Instructor: Ania Mitros, PhD
Motivation: Addressing climate change requires a transition to
sustainable energy, and sustainable energy presently requires batteries.
I offer this course as my contribution to the path to sustainable energy.
Goals: Upon completion of this course, an electrical engineering
student should be able to design good Battery Management System (BMS) hardware.
Specifically, this includes skills to analyze system trade-offs for a
BMS for an electric car, or a stationary home
battery, or smaller and less safety-critical applications.
Course Description: Batteries underly the transition to sustainable energy. Safety and battery longevity require good battery management. This course on battery monitoring system (BMS) hardware and system design will explain BMS functions and their performance metrics, then dive deeper into safety analysis and reliability. We will discuss state of charge estimation, safety analysis, value of accuracy, robustness to system noise, thermal trade-offs, accelerated lifetime testing and the Arrhenius equation, selection of cell balancing current, and optimizing for battery size and cell chemistry. Each student should finish the course with the skills to analyze system trade-offs for a battery management system for an electric car or a stationary battery, or smaller and less safety-critical applications. Prerequisites are an understanding of voltage and current (V=I×R) and capacitance (I=C×dV/dt).

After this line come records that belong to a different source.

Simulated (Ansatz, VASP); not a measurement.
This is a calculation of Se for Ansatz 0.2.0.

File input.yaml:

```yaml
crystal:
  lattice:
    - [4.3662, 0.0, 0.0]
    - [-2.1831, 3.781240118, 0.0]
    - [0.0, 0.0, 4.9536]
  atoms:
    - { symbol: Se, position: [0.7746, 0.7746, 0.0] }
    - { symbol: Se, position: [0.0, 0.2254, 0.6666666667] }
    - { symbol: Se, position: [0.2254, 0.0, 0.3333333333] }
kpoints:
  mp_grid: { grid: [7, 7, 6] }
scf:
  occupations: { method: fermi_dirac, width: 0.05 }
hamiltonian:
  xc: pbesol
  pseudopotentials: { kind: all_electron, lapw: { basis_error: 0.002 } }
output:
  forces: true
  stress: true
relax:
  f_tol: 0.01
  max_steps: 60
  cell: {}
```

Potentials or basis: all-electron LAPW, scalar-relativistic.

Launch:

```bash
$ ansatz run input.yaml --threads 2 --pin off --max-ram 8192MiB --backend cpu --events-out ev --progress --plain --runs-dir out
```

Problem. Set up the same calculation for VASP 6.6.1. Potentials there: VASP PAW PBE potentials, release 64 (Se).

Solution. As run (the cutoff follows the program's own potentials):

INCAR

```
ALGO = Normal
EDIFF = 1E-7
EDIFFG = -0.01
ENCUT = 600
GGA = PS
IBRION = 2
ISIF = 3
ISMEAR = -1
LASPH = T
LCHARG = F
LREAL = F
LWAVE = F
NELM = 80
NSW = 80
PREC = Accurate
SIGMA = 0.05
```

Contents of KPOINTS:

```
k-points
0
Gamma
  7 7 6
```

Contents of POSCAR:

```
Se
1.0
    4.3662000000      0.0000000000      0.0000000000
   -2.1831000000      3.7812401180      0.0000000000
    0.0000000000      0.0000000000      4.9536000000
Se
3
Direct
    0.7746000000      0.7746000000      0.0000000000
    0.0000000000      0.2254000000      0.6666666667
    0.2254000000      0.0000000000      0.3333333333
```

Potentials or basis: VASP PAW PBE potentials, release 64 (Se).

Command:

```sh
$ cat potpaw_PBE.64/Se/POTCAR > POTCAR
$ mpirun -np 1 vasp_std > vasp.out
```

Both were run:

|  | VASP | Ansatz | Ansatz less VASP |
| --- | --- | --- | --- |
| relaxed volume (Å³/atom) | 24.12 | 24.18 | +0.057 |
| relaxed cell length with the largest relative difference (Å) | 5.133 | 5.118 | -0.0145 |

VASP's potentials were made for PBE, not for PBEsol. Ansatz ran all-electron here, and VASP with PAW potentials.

About the Instructor: Dr. Mitros has worked as an electrical engineer on BMS hardware since 2006. At Maxim, she designed analog circuits inside battery monitoring chips for both handheld and automotive applications. At Tesla, she was responsible for defining and bringing into production the BMS chips in the Model 3 battery. At Continental, she worked in the BMS group and saw mainstream manufacturers' approach to automotive electronics including heavy reliance on the ISO-26262 standard. At Lunar Energy, she helped architect and bring to life a BMS for a home energy storage system. Recently, she has given three in-person guest lectures for various classes at UBC and SFU, and a video guest lecture for Pete Ostafichuk for the MECH 328 course at UBC.